Sponsored by Rep. Ormsby, HB 2064 seeks to reaffirm that the term "transfer" as used in the Washington estate and transfer tax is to be given its broadest possible meaning consistent with established United States Supreme Court precedents. The bill amends the definition of "transfer” to specifically include property where the decedent economically benefited in the property, i.e., property in a qualified terminable interest property (QTIP) marital trust. A commensurate change is made to the definition of the "Washington taxable estate" to specifically include an interest in QTIP, regardless of whether the decedent acquired the interest in the property prior to May 17, 2005.The changes in the bill apply prospectively as well as retroactively to decedents dying on or after May 17, 2005.
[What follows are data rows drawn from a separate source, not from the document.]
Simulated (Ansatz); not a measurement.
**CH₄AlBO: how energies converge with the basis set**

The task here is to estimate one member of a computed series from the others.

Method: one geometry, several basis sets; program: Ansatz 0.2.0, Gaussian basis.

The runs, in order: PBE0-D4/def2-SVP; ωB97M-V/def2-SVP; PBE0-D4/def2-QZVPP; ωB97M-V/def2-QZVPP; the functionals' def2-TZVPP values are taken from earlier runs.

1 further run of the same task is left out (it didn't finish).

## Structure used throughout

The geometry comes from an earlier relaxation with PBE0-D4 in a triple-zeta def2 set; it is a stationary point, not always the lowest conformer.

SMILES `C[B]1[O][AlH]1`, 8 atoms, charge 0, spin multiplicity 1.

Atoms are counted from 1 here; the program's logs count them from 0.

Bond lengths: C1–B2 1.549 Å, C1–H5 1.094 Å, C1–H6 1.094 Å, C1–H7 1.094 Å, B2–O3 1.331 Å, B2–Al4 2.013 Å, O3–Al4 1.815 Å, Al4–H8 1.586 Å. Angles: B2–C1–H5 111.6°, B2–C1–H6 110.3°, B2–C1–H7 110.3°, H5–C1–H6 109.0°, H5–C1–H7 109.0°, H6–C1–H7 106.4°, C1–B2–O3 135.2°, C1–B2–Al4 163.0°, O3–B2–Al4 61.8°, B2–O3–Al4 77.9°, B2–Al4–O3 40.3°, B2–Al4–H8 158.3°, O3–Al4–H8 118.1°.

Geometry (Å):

Additional information about the Bracken Decision: Federal law allows an unlimited marital deduction for property passed outright to a surviving spouse. This property is referred to as qualified terminable interest property (QTIP). When the surviving spouse passes away, the QTIP is included in the federal taxable estate. Since the current Washington estate tax did not take effect until May 17, 2005, an issue arises as to whether the Washington estate tax applies to QTIP when the first spouse passed away prior to that date. On October 18, 2012, the state Supreme Court, in Estate of Bracken, specifically held that if the QTIP transfer was made before May 17, 2005, it is not subject to the Washington State estate tax when the surviving spouse passes away. The Court reasoned that Washington's estate tax is specifically triggered by the transfer of property of the deceased and with QTIP, the actual transfer occurs when the first spouse passes away, rather than upon the surviving spouse’s death. Under federal law, a fictional transfer of QTIP occurs when the second spouse dies based on the original QTIP election by the first spouse. However, since the current Washington estate tax did not exist until May 17, 2005, no state QTIP election could have been made prior to this time.
In HB 2064, the Legislature finds that in the Bracken decision, the court narrowly construed the term "transfer" as defined in the Washington estate tax code, which creates an inequity never intended by the Legislature because it would mean that unmarried individuals would not enjoy any similar opportunities to avoid or greatly reduce their potential Washington estate tax liability. In addition, it could create disparate treatment between QTIP property and other property transferred between spouses that are eligible for the marital deduction.